How to Set Up an AutoML Process: Step-by-Step Instructions
Let’s begin by answering the question: What is Automated Machine Learning, or AutoML? AutoML is the process of automating the tasks that are most time consuming in the machine learning (ML) process, namely preprocessing the data, feature engineering, and hyperparameter tuning.
AutoML is not AutoDataScience or AutoBusinessDecisions. The tendency to view AutoML as the black box oracle of knowledge needs to be resisted. Machine learning is already considered a magic black box to many. The use of AutoML can be thought of as putting the machine learning black box into the AutoML black box, and then trusting that black box to provide insight into the future. Without an understanding of how and when to use these tools for your business, you might as well save yourself time and money by using the Magic 8-Ball, instead.
Machine Learning Pipeline
In 2016 researchers at the University of Pennsylvania wrote a paper on their work using a tree-based machine learning pipeline optimization tool (TPOT), which is now an open source Python project. You can find information about that project here.
The diagram above from that paper represents the machine learning process and which of those steps AutoML tries to automate.
75% of machine learning is preparing to do machine learning…
and 15% is what you do afterwards.
– Rich Caruana, ICML 2015
Because so much of the work (75%) is carried out in the grey box above, AutoML can help bring efficiencies to the process which allows a business more time to use the results and refine decisions.
Azure Automated Machine Learning
Azure Automated Machine Learning appeared on the scene in 2018 and has been evolving rapidly since then.
At a high level Azure AutoML looks like the following:
The user – typically a Data Scientist, Machine Learning Engineer or a Data Engineer – will curate a dataset and define the target metric that the business is interested in predicting. Constraints will be applied to balance the execution time with the execution costs.
Azure Automated ML will perform some automated feature engineering and then evaluate the training metrics using hyperparameter tuning across a number of different machine learning models. Machine learning models have different performance characteristics depending on the data. Therefore, engineers must test many different models to find the optimal model. This is where the efficiency of AutoML can help.
You can find a good technical overview of how Azure performs AutoML here. Read on for an example process and user experience as of March 2020.
Step-by-Step Example: Azure AutoML Bank Classification
For this walk-through, let’s use a dataset provided by Azure and based off a Kaggle competition. You can download the dataset from here. Here’s the description of the problem: “The data is related with direct marketing campaigns (phone calls) of a Portuguese banking institution. The classification goal is to predict if the client will subscribe a bank term deposit.”
Using Azure AutoML does require the use of Enterprise workspaces.

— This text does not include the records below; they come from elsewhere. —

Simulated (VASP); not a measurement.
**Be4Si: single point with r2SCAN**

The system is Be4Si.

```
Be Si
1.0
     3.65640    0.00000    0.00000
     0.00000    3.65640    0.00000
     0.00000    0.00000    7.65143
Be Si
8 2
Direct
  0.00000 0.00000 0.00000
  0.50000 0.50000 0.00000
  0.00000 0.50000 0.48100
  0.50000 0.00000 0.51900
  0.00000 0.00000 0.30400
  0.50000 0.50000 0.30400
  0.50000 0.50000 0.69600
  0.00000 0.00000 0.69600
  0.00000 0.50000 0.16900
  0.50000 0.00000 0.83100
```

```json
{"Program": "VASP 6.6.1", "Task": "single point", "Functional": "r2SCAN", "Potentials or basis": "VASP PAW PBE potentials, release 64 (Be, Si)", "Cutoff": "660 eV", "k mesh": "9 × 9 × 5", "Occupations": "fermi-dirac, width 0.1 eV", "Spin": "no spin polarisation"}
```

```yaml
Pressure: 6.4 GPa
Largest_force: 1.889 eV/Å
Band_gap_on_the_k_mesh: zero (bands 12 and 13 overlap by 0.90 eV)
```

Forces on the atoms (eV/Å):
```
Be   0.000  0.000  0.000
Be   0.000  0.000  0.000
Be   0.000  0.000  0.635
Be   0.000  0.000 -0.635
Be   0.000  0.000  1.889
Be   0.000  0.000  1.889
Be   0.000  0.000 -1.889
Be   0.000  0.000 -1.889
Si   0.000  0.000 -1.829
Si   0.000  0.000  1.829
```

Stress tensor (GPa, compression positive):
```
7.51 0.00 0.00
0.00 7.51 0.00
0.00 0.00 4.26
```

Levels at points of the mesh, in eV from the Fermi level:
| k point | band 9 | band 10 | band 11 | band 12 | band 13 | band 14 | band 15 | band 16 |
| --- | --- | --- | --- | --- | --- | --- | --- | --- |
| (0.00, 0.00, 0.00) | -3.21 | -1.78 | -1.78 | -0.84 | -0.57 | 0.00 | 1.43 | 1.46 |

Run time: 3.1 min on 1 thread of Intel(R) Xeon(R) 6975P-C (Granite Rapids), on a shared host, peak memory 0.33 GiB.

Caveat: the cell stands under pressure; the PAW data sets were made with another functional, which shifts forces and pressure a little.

Start new Automated ML project
In the left nav, select Automated ML and then “New Automated ML run.”
Upload the Bank dataset
Select “Create dataset.”
Most likely you will have Blob storage setup and available, so you can leave the “Previously created datastore” select. Select the browse button and navigate to the csv file.
In the Settings and preview section, you will need to change the “Column headers” value from “No headers” to one of the last option and then press “Next.”
This screen gives you a chance to review the data.
The schema editor gives you a chance to change the type of decide to include or exclude certain columns. For this example, make sure “day_of_week” is not included and press “Next.”
Confirm the details of the data to import. Press “Create” to import the dataset and perform the settings and schema operations specified previously.
With the dataset selected and uploaded, we can configure the Run parameters.
Enter an experiment name. You will later be able to find this experiment from “Experiments” in the left navigation.
For “Target column” select “y,” which is the column you want to predict. This column indicates whether the person subscribed to a term deposit or not.
Finally, select “Create a new compute” to configure a target compute instance. This will likely take a few minutes to complete.
When that is complete, the screen should look like the following. Select “Next.”
Next we select the task type and decide on the settings for the AutoML to use.
After selecting, “View additional configuration settings” you will see a screen like:
The Primary metric is default to Accuracy, but you can see from the dropdown there are a number of metric to choose from. For this example, select ‘AUC Weighted’. This metric is the Area under the Receiver Operator Characteristic curve (AUC ROC). Weighted is the arithmetic mean of the score for each class, weighted by the number of true instances of each class.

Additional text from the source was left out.